CouncilEurope

Protocol No. 14 to the Convention for the Protection of Human Rights and Fundamental Freedoms, amending the control system of the Convention

(CETS no. 194)
Agreement of Madrid (12.V.2009)

Open for signature by the member States of the Council of Europe signatories to the Convention, in Strasbourg on 13 May 2004.

Entry into force : 1 June 2010.

Summary of the treaty

For a more effective operation of the European Court of Human Rights, this Protocol makes the following main changes to the Convention (ETS no. 005) :

– Clearly inadmissible cases : inadmissibility decisions in these cases, which are now taken by a committee of three judges, will be taken by a single judge, assisted by non-judicial rapporteurs. The idea is to increase the Court's filtering capacity, i.e. its capacity to filter out the "hopeless" cases.

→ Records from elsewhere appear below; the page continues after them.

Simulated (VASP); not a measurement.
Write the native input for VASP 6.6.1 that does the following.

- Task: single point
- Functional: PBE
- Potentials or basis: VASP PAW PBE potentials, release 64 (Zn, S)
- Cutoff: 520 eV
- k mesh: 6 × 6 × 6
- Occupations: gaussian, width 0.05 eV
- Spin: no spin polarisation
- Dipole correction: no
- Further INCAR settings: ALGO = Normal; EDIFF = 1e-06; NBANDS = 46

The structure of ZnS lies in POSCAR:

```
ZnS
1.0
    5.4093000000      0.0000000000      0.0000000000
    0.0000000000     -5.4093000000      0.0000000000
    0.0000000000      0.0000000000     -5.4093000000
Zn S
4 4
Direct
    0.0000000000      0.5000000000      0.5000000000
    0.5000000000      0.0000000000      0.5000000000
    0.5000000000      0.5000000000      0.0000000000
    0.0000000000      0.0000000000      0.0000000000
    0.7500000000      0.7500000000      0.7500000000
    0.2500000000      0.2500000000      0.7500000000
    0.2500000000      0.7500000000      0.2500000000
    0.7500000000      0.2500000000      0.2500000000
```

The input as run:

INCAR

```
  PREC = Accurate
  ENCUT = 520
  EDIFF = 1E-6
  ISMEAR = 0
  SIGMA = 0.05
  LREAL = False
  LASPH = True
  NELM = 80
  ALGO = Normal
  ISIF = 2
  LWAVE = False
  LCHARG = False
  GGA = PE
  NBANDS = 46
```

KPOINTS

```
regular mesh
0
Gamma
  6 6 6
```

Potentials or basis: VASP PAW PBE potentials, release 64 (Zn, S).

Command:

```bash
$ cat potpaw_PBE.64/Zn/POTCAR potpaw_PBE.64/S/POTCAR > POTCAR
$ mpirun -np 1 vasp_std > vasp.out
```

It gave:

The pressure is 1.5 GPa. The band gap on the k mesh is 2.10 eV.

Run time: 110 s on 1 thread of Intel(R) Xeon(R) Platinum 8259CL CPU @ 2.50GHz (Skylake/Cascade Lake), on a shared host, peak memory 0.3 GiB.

– Repetitive cases : where the case is one of a series deriving from the same structural defect at national level, the proposal is that it may be declared admissible and decided by a committee of three judges (instead of a seven-judge Chamber at present) under a simplified summary procedure.

– New admissibility criterion : with a view to allowing the Court a greater degree of flexibility, a new admissibility condition is foreseen (in addition to existing conditions such as exhaustion of domestic remedies, six-month time-limit). Under this condition the Court could declare inadmissible applications where the applicant has not suffered a significant disadvantage provided that "respect for human rights" does not require the Court to go fully into the case and examine its merits. However, in order to ensure that applicants even with minor complaints are not left without any judicial remedy, the Court will not be able to reject a case on this ground if there is no such remedy in the country concerned.

Under the Protocol the Committee of Ministers will be empowered, if it decides by a two-thirds majority to do so, to bring proceedings before the Court where a State refuses to comply with a judgment. The Committee of Ministers will also have a new power to ask the Court for an interpretation of a judgment. This is to assist the Committee of Ministers in its task of supervising the execution of judgments and particularly in determining what measures may be necessary to comply with a judgment.

Other measures in the Protocol include changing the judges' term of office from the present six year renewable term to a single, nine year term and a provision in view of possible accession by the European Union to the Convention.